The Shiite compromise involved delaying two key issues -- federalism and purging former members of Saddam Hussein's Baath party from the government and public life. The Sunnis had asked that decisions on both issues be delayed until a new parliament is elected in December, but it was unclear whether the Shiite offer was detailed enough to satisfy Sunni demands.
About 5,000 Sunnis, some carrying Saddam's picture, marched in the central city of Baqouba to protest the draft constitution.
The Shiites submitted the proposal after the personal intervention of President Bush, who faces rising criticism from the U.S. public and his own party about the conduct of the Iraq war.

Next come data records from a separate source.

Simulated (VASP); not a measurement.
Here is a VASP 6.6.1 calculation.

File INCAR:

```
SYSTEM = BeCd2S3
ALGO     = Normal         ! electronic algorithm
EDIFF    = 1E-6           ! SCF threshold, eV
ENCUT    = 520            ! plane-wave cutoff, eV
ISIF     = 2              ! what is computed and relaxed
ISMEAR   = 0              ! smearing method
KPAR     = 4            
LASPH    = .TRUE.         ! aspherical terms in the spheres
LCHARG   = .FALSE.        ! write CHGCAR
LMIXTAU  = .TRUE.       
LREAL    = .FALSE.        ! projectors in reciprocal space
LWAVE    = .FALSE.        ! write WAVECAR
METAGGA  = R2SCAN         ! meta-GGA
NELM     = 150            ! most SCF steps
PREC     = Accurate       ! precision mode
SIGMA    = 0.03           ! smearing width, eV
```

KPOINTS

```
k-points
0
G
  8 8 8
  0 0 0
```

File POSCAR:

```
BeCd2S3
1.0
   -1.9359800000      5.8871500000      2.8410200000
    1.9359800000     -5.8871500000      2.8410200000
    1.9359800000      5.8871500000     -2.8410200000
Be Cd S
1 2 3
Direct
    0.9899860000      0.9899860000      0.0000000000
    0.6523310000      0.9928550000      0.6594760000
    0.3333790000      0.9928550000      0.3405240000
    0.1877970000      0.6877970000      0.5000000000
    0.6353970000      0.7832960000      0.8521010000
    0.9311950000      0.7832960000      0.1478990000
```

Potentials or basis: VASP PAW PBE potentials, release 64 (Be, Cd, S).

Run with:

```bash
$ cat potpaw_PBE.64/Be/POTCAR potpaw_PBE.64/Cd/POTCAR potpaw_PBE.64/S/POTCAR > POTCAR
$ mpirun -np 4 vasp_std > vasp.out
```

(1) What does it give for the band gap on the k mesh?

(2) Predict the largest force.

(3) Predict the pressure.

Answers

Bush's overture, made in a telephone call to a top Shiite leader, did little to calm the increasingly strident rhetoric. A process designed to bring Iraq's disparate communities together appeared to be tearing them apart.
Parliament speaker Hajim al-Hassani canceled a planned news conference expected before midnight Friday as meetings with Sunni Arab negotiators were underway. Muhannad Jabbar, spokesman for the speaker, instructed a television crew to shut down for the night.
Shiite negotiator Jawad al-Maliki reported progress in talks Friday with the Sunni Arabs and Kurds on federalism but problems on the Shiite proposal about the fate of Baath party members. Shiites had been complaining privately that the Sunnis were stalling.
At stake is a political process that the United States hopes will in time curb the Sunni-dominated insurgency, and along with a better-trained and equipped Iraqi security force, enable the Americans and their international partners to begin bringing home their troops next year.
With falling poll numbers, the White House needs to show something positive from Iraq to counter the depressing litany of car bombings, assassinations and American battle deaths.
"We will not be easy with this point at all," al-Maliki said. He said the Sunnis were being tough in defending the rights of former Baath party members and "it is regrettable to us that the Sunnis and the Baath are in the same pot."
Sunni negotiator Kamal Hamdoun said only that he and his Sunni colleagues were "studying the suggestions that we received" and may respond Saturday.
Another Sunni representative complained the Shiites were ignoring them.
"They are sending us letters as if we are living in two different countries," Saleh al-Mutlaq said.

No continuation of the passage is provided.